Bruno b b magalhães wrote:

Hi People,

well, I am building a very sophisticated(?) CMS, and I am thinking to implement a keyword automatically generation function... I thought on the following structure:

==================
$submited_text = 'Lorem ipsum dolor sit amet, consectetuer adipiscing elit, sed diam nonummy nibh euismod tincidunt ut laoreet dolore magna aliquam erat volutpat. Ut wisi enim ad minim veniam, quis nostrud exerci tation ullamcorper suscipit lobortis nisl ut aliquip ex ea commodo consequat. Duis autem vel eum iriure dolor in hendrerit in vulputate velit esse molestie consequat, vel illum dolore eu feugiat nulla facilisis at vero eros et accumsan et iusto odio dignissim qui blandit praesent luptatum zzril delenit augue duis dolore te feugait nulla facilisi. ';


generate_keywords($submited_text);

function generate_keywords($text)
{
    if(isset($text) && $text != '')
    {
        $words_to_ignore = array('/a/',
                                '/to/',
                                '/of/',
                                '/from/'
                                );

        $words = str_word_count(preg_replace($words_to_ignore,'',$text),1);

foreach($words as $var=>$val)
{
$total[$val] = substr_count($text,$val);
}
}
}
=================


How can I sort the resulting array by value, without loosing its relations.

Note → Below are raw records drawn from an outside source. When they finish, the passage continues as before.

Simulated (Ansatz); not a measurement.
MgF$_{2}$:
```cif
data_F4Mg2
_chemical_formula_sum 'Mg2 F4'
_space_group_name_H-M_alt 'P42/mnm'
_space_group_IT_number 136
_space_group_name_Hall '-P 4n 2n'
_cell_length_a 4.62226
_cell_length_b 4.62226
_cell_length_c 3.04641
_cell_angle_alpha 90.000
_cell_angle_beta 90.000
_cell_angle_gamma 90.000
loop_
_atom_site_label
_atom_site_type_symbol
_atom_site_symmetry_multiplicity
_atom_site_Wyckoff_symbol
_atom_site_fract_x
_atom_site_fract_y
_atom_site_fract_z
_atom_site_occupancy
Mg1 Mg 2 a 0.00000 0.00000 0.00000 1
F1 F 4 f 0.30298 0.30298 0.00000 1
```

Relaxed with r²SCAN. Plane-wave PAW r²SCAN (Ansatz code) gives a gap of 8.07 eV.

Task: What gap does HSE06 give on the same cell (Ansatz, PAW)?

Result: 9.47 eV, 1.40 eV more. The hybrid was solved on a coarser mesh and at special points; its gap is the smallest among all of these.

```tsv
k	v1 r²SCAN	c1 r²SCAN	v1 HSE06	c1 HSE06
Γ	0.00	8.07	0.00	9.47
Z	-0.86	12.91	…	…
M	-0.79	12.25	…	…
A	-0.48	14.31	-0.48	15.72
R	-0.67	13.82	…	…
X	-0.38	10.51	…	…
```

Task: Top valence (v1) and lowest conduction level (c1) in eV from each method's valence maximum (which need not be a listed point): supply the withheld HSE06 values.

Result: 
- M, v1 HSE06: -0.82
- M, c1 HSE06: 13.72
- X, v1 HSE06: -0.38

Is there a faster way of doing this?

Regards,
Bruno B B Magalhaes
Yes!!! DO NOT USE REGEXPS WHEN YOU DON'T NEED THEM! :) (not to be rude, but you *really* don't need them. You're doing SIMPLE str-replacements, which goes at LEAST a factor 20 faster using str_replace thant using *any* regexp function.)

Just remember the following:
from fastest to slowest:
str_replace
str_ireplace
preg_replace
ereg_replace
eregi_replace

If you're not doing any regexp magic, use str_replace (or str_ireplace as of PHP 5). As quotes from the str_replace section of the PHP manual:
[snip]If you don't need fancy replacing rules (like regular expressions), you should always use this function instead of ereg_replace() or preg_replace().[/snip].


Also, what does:
[snip]$words = str_word_count(preg_replace($words_to_ignore,'',$text),1);[/snip] do. The result is not used after storing it, nor is it returned in any way...?


Now, at the end you have the $total array, and you discard it at the end... how... useful? (void return)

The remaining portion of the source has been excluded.